Announcing the launch of vocab!
I am pleased to announce that my command line utitlity
vocab is available on github and ready
for use by the community!
vocab is a tool to help you expand your vocabulary, designed with simplicity in
mind.
Motivation
Being an avid reader of non fiction I often come across words I don’t know. Sometimes I can infer the meaning of an unknown word from its context and sometimes I can’t. When I can’t, I’m forced to pause my reading and look it up. Sometimes the word will come up a second time and I’ve already forgot its meaning! I want to better remember those words so I can expand my vocabulary and not be forced to interrupt my reading flow.
Being a developer I spend a lot of my computer time in the terminal. I created
vocab as a flashcard-like vocabulary tool for the terminal designed with
simplicity in mind. The goal of vocab is to help the user remember words they
want to remember. Implementation details below!
Implementation Details
This section will describe the inner workings of vocab such as data
persistence, how it selects words for a practice session, and functional
programming techniques that were used. If you haven’t read vocab’s
README
please do that before reading this section.
Data Persistence
Word and practice session data are stored in CSV files on your machine. The path to these files is OS dependent and I used the directories-jvm project to abstract that away from my program.
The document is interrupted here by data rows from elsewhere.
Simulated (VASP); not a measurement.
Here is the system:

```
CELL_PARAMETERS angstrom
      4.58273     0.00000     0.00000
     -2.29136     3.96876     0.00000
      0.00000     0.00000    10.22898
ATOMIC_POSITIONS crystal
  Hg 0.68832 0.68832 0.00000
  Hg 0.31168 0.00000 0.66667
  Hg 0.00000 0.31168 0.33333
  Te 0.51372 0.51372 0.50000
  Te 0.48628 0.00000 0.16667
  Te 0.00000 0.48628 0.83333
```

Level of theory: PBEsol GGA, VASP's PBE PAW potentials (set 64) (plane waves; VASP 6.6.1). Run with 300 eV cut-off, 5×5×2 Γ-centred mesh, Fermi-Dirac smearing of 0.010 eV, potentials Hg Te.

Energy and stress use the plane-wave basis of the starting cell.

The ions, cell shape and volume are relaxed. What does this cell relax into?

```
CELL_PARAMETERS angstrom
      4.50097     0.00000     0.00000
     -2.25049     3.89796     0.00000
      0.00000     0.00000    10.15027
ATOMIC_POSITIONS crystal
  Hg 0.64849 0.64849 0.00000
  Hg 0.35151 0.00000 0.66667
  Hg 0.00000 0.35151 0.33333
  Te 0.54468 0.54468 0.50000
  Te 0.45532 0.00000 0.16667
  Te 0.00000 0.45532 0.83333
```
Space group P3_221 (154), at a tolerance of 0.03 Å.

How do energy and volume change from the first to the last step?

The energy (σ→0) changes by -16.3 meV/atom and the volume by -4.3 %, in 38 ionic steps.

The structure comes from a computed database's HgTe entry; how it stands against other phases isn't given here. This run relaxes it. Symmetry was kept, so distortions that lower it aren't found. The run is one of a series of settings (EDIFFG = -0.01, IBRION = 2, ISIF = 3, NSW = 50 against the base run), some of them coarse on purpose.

Ad-hoc polymorphism for converting a data object to its CSV representation
Ad-hoc polymorphism is a technique for adding functionality to types on the fly
as an alternative to subclassing. In scala the type class pattern is one
technique to achieve ad-hoc polymorphism. Let’s see how type classes are used in
vocab to achieve ad-hoc polymorphism.
There are two main case classes in vocab representing the data model:
case class Word(
word: String,
definition: String,
partOfSpeech: Option[SpeechPart],
numTimesPracticed: Int
)
case class PracticeSession(
sessionType: PracticeSessionType,
numWords: Int,
duration: Int,
timestamp: Int,
didFinish: Boolean
)
Before writing Word and PracticeSession objects to the storage files they
need to be converted to comma separated values. Using scala’s implicits we can
wrap Word and PracticeSession objects in objects with types that provide
this behavior:
sealed trait ToCSVRepr {
// A comma separated value representation of the implementing class
def toCSVRepr(): String
}
// A wrapper class for converting a word to its CSV representation
implicit class WordToCSVRepr(word: Word) extends ToCSVRepr {
def toCSVRepr: String = ???
}
// A wrapper class for converting a practice session to its CSV representation
implicit class PracticeSessionToCSVRepr(practiceSession: PracticeSession) extends ToCSVRepr {
def toCSVRepr: String = ???
}
We’ve defined an two implicit classes, one to wrap Words and one to wrap
PracticeSession’s and now we can call toCSVRepr directly on Word and
PracticeSession objects, even though toCSVRepr isn’t defined in those
classes!
Using Phantom Types To Make The Application Class Safer
Phantom types are useful for enforcing an ordering in a workflow. We can tell the compiler to only allow certain actions to occur in a specific order.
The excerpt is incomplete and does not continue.